9.5: Statics

Statics is the branch of mechanics concerned with the forces and stresses⁵ needed to keep a system at rest, in a stable equilibrium—so that it will not move, bend or collapse. It is, obviously, extremely important in engineering (particularly in mechanical engineering). In an introductory physics course, we can only deal with it at a very elementary level, by ignoring altogether the deformation of extended objects such as planks and beams (and the associated stresses), and just imposing two simple conditions for static equilibrium: first, the net (external) force on the system must be zero, to make sure its center of mass stays at rest; and second, the net (external) torque on the system must also be zero, so that it does not rotate. These conditions can be symbolically expressed as

\begin{align}
\sum \vec{F}_{e x t}=0 \nonumber \\
\sum \vec{\tau}_{e x t}=0 \label{eq:9.27}
\end{align}

You may ask about which point one should calculate the torques. The answer is that, as long as the first condition is satisfied (sum of the forces is zero), it does not matter! The proof is simple, but you are welcome to skip it if you are not interested.
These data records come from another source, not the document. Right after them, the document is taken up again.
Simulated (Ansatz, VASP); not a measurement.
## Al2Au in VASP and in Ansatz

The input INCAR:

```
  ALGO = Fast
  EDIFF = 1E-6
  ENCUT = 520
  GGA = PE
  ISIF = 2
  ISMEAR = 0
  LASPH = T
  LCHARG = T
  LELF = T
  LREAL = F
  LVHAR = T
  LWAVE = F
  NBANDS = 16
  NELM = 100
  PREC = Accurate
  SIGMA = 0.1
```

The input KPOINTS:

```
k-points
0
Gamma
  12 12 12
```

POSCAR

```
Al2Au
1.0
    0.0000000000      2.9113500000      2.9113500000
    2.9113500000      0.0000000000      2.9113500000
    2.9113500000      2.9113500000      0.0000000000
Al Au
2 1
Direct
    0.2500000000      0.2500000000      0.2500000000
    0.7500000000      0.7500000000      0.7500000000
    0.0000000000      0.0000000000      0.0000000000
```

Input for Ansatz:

Suppose you have two points, A and B, around which to calculate the torques. Let \(\vec r_{A1}\), \(\vec r_{A2}\), ... be the position vectors of the points of application of the forces \(\vec F_{1}\), \(\vec F_{2}\)..., relative to point A, and \(\vec r_{B1}\), \(\vec r_{B2}\),..., the same, but relative to point B. If you go all the way back to Figure 1.3.1 (in Chapter 1), you can see that these vectors only differ from the first set by the single constant vector \(\vec r_{AB}\) that gives the position of point B relative to point A: \(\vec{r}_{A 1}=\vec{r}_{A B}+\vec{r}_{B 1}\), etc. Then, for the sum of torques around A we have

\begin{align}
\vec{r}_{A 1} \times \vec{F}_{1}+\vec{r}_{A 2} \times \vec{F}_{2}+\ldots &=\left(\vec{r}_{A B}+\vec{r}_{B 1}\right) \times \vec{F}_{1}+\left(\vec{r}_{A B}+\vec{r}_{A 2}\right) \times \vec{F}_{2}+\ldots \nonumber \\
&=\vec{r}_{A B} \times\left(\vec{F}_{1}+\vec{F}_{2} \ldots\right)+\vec{r}_{B 1} \times \vec{F}_{1}+\vec{r}_{B 2} \times \vec{F}_{2}+\ldots \label{eq:9.28}
\end{align}

The first term on the last line is zero if the sum of all the forces is zero, and what is left is the sum of all the torques around B. This, indeed, for statics pro 1 blems, as long as we are enforcing \(\sum \vec{F}_{e x t}=0\), it does not matter about which point we choose to calculate the torque. A natural choice is the system’s center of mass, since that is typically a point of high symmetry, but we may also choose a point where there are many applied forces, and so get rid of them quickly (since their torques about that point will be zero).

The way all this works is probably best illustrated with an example. Figure \(\PageIndex{1}\) shows a classic one, a ladder leaning against a wall. The sketch on the left shows the angles and dimensions involved, whereas the proper extended free-body diagram, showing all the forces and their points of application, is on the right.

The minimum number of forces needed to balance the system is four: the weight of the ladder (acting at the center of mass), a normal force from the ground, another normal force from the wall, and a force of static friction from the ground that prevents the ladder from slipping. In real life there should also be a force of static friction from the wall, pointing upwards (also to prevent slippage); and, of course, if there is a person on the ladder she will exert an additional force down on it (equal to her weight), applied at whatever point she is standing. I am not going to consider any of these complications, just to keep the example simple, but they could be dealt with in exactly the same way.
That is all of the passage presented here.